Ever wondered why Karl Marx and Friedrich Engels wrote The Communist Manifesto?
Imagine, if you will, a traditional comic book origin story, the type that seems to be dropped into our multiplexes on a near-weekly basis. Now imagine that, instead of some wide-eyed, spud-faced nerd learning to wield his newfound super-human abilities, the heroes in question are actually a pair of pasty, 19th century social scientists and their costumes for warfare comprise of knee-length grey overcoats, pillbox hats and mighty beards.
The Young Karl Marx is a well turned-out historical biography of the stern, logical, impassioned Karl Marx (August Diehl) which explores his tag-team partnership with politically simpatico German philosopher, Fredrich Engles (Stefan Konarske). The story’s ironic “saving the world” moment is the eventual writing of The Communist Manifesto, and director Raoul Peck takes us on a journey through hostelries, meeting halls and dust-filled attics to show how these two iconoclasts were able to divert the course of history with little more than a quill and some radical thinking.

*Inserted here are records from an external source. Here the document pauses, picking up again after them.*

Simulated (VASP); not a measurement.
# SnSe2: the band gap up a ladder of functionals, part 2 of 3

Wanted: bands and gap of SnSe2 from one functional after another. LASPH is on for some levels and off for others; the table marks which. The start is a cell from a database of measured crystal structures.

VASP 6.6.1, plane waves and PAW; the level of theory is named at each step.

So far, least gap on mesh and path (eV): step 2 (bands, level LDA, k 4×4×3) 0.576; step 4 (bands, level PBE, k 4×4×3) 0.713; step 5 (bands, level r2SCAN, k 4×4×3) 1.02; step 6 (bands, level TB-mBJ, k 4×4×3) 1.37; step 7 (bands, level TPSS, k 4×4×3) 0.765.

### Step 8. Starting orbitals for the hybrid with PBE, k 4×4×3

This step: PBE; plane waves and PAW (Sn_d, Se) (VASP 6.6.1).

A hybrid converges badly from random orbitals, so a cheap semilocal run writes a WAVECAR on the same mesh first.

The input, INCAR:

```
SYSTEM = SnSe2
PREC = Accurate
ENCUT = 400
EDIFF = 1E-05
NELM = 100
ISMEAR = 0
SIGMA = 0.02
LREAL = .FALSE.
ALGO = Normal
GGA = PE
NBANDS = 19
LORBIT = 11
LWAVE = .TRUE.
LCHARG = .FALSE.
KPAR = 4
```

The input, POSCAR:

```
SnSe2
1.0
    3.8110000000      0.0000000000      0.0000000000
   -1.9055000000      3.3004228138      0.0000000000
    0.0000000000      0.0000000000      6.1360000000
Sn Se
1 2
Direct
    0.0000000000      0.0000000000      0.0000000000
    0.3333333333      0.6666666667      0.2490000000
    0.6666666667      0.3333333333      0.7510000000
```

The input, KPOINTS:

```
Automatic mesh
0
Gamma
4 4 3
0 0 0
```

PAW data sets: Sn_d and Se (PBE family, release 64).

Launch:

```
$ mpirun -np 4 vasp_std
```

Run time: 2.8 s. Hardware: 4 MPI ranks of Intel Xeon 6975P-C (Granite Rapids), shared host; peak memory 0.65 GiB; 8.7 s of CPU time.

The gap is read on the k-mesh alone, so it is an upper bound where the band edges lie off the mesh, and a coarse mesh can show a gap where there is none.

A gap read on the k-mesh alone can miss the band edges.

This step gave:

It’s a film which goes deep on the history of discourse as much as it does the subjects themselves. Pascal Bonitzer and Peck’s script doesn’t skimp on the weighty philosophical prose, the expression of ideas and how those ideas evolve alongside the changing social and economic climate. Just as revolutionary communism demands the right set of conditions, so too does the mere utterance that a new political doctrine is afoot which contains the instructions and reasoning behind the eventual dismantling of the capitalist system.
As entertainment, you really must have a very high tolerance for shots of people talking in rooms, as the runtime is filled out with a lot of intense chatter and protracted speechifying. If anything, the film falters as it offers the least radical visual rendering possible of a story about two people whose lives were fuelled by the prospect of smashing up the tired old frameworks. There are no memorable shots in the film and Peck seldom attempts to tell the story, or at least exemplify its themes, through visual means. It actually looks a lot like it was made to be consumed on television.
Vicky Krieps, last seen wowing in Paul Thomas Anderson’s Phantom Thread, delivers a low key turn here as Marx’s doting wife (and intellectual equal) Jenny, while the great Olivier Gourmet brings a sense of weary gravitas as his French mentor, Pierre-Joseph Proudhon. Initially, it’s very tough going and self-serious, and when a tangible drama eventually rears its head in the closing act (how the pair intellectually usurp the clandestine revolutionary organisation The League of the Just), it’s too little too late. But, the people who dig this will know straight away.